People living in urban areas can expect, for the most part, decent response times when calling 911 or waiting for an ambulance. The case is much different for those who live in rural areas and the time spent waiting for a paramedic to arrive can literally mean the difference between life and death. Paramedics in Renfrew County, the largest county in Ontario, Canada, have been using drones to scout ahead and survey accident scenes and is hoping to expand the services their drone fleet can be used for.
Some of the Renfrew County paramedics control the county’s current fleet of five drones, including one that has the ability to drop a defibrillator. Depending on the location of someone in need of such a device, getting a defibrillator to them via drone can be much faster than the ambulance could arrive and give them a better chance of surviving their heart attack.
“For every minute that goes by your likelihood of survival reduces by about 10 per cent. So every minute we can save your likelihood of survival will significantly increase,” said chief paramedic Mike Nolan.
The going hasn’t been easy though as Transport Canada released some pretty tight rules and regulations surrounding drone use last year, including rules that specify that drone pilots must be able to visibly see their drone at all times during flight. Renfrew County is working with Transport Canada and, along with the Ontario Provincial Police and the RCMP, are exempt from the line-of-sight regulation. The paramedics argue that drone technology can indeed assist in saving lives and helping first responders better assess rescue operations.
“The consequence to us not continuing to advance is putting Canadians in harm’s way where we have technology that can make a difference,” Nolan said.
Of course, as Transport Canada indicates, there are some obvious safety concerns with allowing for drones to be piloted while not visible to the pilot.

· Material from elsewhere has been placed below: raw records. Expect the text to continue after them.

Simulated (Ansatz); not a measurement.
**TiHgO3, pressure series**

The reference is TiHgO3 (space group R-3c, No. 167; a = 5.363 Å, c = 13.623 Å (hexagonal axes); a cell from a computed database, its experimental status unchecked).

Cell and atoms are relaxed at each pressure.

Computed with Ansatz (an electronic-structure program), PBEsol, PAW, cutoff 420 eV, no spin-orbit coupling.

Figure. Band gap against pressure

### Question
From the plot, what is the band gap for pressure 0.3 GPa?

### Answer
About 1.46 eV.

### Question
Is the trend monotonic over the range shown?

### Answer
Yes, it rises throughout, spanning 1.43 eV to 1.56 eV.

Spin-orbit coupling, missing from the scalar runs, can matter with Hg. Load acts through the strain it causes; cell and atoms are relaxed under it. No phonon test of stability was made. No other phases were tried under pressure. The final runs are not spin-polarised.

“There’s a question with respect to visibility of this thing to the radar for NAV Canada, questions with respect to the control link between the station and the drone,” said Felix Meunier, Director of Transport Canada’s Unmanned Aerial System Taskforce.
It will be interesting to see if Transport Canada relaxes this rule for first responders and if they do you can bet commercial ventures like using drones for delivery will be chomping at the bit to be included in those exceptions to the rule.